THE LINK ABOVE WILL TAKE YOU STRAIGHT TO THE RECIPE
No, I did not grew up eating or making gingerbread cookies. This is something that I fell in love with, later in life, like many other things. Though there were no cookies involved, Christmas time was still exciting for us as kids. The streets and shopping malls were decorated lavishly with lights and Christmas trees and I remember how much I loved that as a kid.
After migrating to Australia I embraced so many new food cultures and traditions and with time I started to love them so dearly. And gingerbread is one of those. I still remember making close to a thousand cookies for an order few years back(I was just starting at bakery school then). It was crazy, but I loved making and decorating every single cookie. Later when I worked in bakeries and cafes, I had plenty of opportunities to perfect my cookie making piping techniques.
I bake gingerbread cookies every December now because it’s become a tradition! My husband looks forward to these like a kid and we both love having a warm cup of tea/coffee with a gingerbread cookie.

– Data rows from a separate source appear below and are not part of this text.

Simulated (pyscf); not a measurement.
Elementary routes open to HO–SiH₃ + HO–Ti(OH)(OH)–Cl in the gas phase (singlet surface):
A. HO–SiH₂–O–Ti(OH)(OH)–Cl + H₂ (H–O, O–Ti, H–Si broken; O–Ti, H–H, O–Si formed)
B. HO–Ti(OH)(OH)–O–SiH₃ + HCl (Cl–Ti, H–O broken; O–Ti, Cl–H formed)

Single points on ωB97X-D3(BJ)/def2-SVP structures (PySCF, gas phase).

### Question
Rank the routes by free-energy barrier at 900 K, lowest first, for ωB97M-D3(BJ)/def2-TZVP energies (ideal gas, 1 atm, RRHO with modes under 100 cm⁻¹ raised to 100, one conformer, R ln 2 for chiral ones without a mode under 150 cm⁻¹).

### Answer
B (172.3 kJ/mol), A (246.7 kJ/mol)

So here is my recipe and a some tips and tricks to help you bake perfect and warming gingerbread cookies. Lets get a few things sorted out first!
Molasse vs golden syrup
Well, you can of course use either of these. But I personally preferer molasses for a few reasons.
- It is less sticky
- I like a the deep malt flavor
- It gives a nice chocolate brown color
Molasses is sometimes referred to as blackstrap molasses, black treacle. But treacle is different in flavor and has a slight bitter after taste (like burned caramel). So for best results stick with molasses and try to get un-sulphured molasses.
Sulphered vs unsulphured molasses
Molasses is normally extracted from mature sugar canes, which gives it the deep flavor and color. This is the normal or un-sulphured molasses. But some sugar producers use young sugar canes and sulphur dioxide is added to preserve the canes until they are used to extract molasses. So the extracted molasses contain sulpher.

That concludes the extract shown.